Wednesday, July 22, 2015

The Private Eyes

Remember when Tim Conway was a movie star? Hot off his success as Carol Burnett’s impish second on her self-titled variety show, Conway moved into films, mostly with Disney (GUS, THE APPLE DUMPLING GANG) or Lang Elliott’s Atlanta-based International Picture Show Company (THE BILLION DOLLAR HOBO, THEY WENT THAT-A-WAY & THAT-A-WAY). Conway and fellow television sidekick Don Knotts (THE ANDY GRIFFITH SHOW) played well off one another as bumbling gunfighters in the APPLE DUMPLING GANG movies, so producer Elliott cast the comedy team in THE PRIZE FIGHTER as a bumbling (what else?) boxer and his trainer.

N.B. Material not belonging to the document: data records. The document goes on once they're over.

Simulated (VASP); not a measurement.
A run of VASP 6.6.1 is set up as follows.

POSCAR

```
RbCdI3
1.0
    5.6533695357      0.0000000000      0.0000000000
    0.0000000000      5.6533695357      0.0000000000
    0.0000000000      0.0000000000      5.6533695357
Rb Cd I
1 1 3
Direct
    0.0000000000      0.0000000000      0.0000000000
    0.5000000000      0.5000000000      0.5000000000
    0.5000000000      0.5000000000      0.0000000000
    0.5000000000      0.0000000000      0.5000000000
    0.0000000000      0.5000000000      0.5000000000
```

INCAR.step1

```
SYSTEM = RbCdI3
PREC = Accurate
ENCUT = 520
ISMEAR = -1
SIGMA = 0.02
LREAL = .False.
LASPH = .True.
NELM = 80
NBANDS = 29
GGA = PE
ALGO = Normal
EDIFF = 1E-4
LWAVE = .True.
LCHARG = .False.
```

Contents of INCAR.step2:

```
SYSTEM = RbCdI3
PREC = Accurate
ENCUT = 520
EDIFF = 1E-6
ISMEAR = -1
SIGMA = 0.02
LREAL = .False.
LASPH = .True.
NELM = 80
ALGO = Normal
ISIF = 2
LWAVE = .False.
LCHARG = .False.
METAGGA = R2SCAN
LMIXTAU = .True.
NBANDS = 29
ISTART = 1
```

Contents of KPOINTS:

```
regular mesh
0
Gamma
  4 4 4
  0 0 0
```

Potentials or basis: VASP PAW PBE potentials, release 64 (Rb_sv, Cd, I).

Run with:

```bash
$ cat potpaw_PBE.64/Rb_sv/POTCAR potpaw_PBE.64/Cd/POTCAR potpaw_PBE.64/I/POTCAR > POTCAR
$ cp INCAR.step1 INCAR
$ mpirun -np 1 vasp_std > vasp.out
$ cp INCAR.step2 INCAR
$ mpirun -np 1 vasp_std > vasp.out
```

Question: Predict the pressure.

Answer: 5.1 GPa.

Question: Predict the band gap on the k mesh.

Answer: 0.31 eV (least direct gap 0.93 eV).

Unexpectedly, when released at Thanksgiving 1979, THE PRIZE FIGHTER became the top grossing film in the history of New World Pictures, spurring Roger Corman and Elliott to commission a pseudo-sequel, this time with Elliott also directing. THE PRIVATE EYES, which stars Conway and Knotts as bumbling (what else?) detectives, was somehow an even bigger hit than its predecessor — in fact, the biggest hit Corman’s New World ever released!

Conway and his PRIZE FIGHTER collaborator John Myhers wrote the screenplay, which casts Don and Tim as Inspector Winship and Doctor Tart, who work for Scotland Yard, even though they’re Americans and referred to as private eyes. The script shamelessly cribs YOUNG FRANKENSTEIN’s “Walk this way” joke and introduces a literal Chekhov’s (time) gun in the detectives’ first scene, so it’s perfectly suited to Conway’s and Knotts’, shall we say, less than subtle comic stylings.

Spoofing both Sherlock Holmes mysteries and Old Dark House thrillers, THE PRIVATE EYES is packed with sight gags, puns, pratfalls, and other cartoon slapstick aimed at kiddies and unassuming television watchers. The Yard sends Winship and Tart to the massive Morley Manor, where the lady and lord of the house were recently murdered by a hooded stalker who’s still skulking about the mansion’s secret rooms and passages.

Elliott serves up the requisite red herrings, which include stacked adopted daughter Trisha Noble (STRIKE FORCE), caretaker Stan Ross (WHOLLY MOSES!), maid Suzy Mandel (CONFESSIONS OF A DRIVING INSPECTOR), nanny Grace Zabriskie (TWIN PEAKS), chef John Fujioka (THEY CALL ME BRUCE?), groom Irwin Keyes (THE WARRIORS), and butler Bernard Fox (BEWITCHED). More bodies turn up, each accompanied by a note from the killer (one of Conway and Myhers’ funnier running gags), with the hapless Winship and Tart helpless to stop the killings.

Knotts and Conway, both of whom hosted eponymous variety shows in the 1970s, are experts at milking laughs from mediocre material, and what fun THE PRIVATE EYES offers comes from their mugging. Elliott shot on location at the remarkable Biltmore Estate in North Carolina, which is perfectly cast as an English manor. Carol Burnett’s bandleader, Peter Matz, composed the catchy score and theme for this PG-rated comedy. Though it was a major hit, Knotts and Conway didn’t do another sequel, though they and the rest of Burt Reynolds’ Rolodex made cameos in CANNONBALL RUN II.